Secondly, this is f---ing hilarious. Bryan Colangelo was essentially brought to Philadelphia because the NBA was getting tired of Hinkie’s shameless tanking. The Colangelo family has long had a close relationship with the league, so you could say Colangelo’s family got him hired and then ultimately got him fired. Seriously, this dude lost his job because his wife couldn’t stop calling out Joel Embiid on Twitter? You know how hard it would be to mess up as the GM of the 76ers? I’m pretty sure one of those weird MIT robots could easily run the team at this point. All the Philly job entails is keeping Ben Simmons and Embiid healthy and then signing superstars with your gobs of cap space. If Colangelo (or his wife) simply never tweeted, he could be sitting on the league’s next dynasty that was largely built for him by someone else. Instead Colangelo is going to have to go into hiding for a few months until someone is willing to write a sympathetic profile about his love of the game. (Hey Bryan—my DMs are open.)
The situation isn’t too terrible for the 76ers. They can hire a better GM than Colangelo, and talented people around the league will be clawing at the chance to have Simmons and Embiid as building blocks. David Griffin, the former Cavs GM, will be touted by every NBA writer as a seamless fit. Griffin constructed LeBron’s only title team in Cleveland, and James just so happens to likely become a free agent this summer.
There is one big question remaining from this whole episode: Who leaked the information about the Colangelo accounts to The Ringer? The idea that the leaker used artificial intelligence to connect the accounts is somewhat dubious. Why did the leaker choose to go to Ben Detrick—a Hinkie sympathizer—for the story? Something still seems the slightest bit off here. Is it possible the leaker was a dedicated Hinkie fan? Is it possible the phone call came from INSIDE THE HOUSE? It is perhaps likely that whoever set this process in motion had an agenda, and it’s no secret that Colangelo had a wide swath of critics in Philadelphia. Whoever started this potential coup should be the focus of any subsequent investigation, whether that’s conducted by the Sixers or the media.

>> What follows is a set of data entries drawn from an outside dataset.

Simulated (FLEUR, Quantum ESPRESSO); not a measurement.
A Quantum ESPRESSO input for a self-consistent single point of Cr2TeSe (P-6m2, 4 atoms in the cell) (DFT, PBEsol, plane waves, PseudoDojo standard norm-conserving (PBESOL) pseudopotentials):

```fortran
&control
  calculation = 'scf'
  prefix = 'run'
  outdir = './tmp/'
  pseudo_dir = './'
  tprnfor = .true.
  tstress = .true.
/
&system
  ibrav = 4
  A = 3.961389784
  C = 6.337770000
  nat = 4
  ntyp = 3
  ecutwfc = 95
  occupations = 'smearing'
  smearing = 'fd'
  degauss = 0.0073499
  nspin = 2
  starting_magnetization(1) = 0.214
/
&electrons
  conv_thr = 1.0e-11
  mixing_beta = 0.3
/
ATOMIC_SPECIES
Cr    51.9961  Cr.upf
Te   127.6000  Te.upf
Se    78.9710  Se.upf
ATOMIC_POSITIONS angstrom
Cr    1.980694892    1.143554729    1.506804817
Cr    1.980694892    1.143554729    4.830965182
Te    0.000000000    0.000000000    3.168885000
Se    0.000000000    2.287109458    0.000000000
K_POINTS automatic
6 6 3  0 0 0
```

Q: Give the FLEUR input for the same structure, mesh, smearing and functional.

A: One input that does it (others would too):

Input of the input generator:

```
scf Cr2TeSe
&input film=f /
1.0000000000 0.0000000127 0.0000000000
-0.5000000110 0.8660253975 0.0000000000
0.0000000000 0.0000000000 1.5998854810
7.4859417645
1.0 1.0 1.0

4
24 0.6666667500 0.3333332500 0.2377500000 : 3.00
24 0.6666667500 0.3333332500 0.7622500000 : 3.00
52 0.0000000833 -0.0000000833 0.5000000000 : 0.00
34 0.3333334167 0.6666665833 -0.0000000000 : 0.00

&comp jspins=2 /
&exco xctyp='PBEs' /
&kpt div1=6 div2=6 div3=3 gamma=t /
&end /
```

But let’s not lose sight of what’s truly important here: The general manager of the third seed in the East lost his job because of Twitter. You know how there’s so much concern trolling for high school students to clean up their social media when they’re applying for college? This is like the acid trip version of that. Organizations are always so worried about players embarrassing themselves on Twitter, they seemingly never thought to tell people in the front office to refrain from revealing private details about the franchise. If there’s one thing we can all take away from Burnghazi, it’s that no one is immune to life’s most important axiom: Never tweet.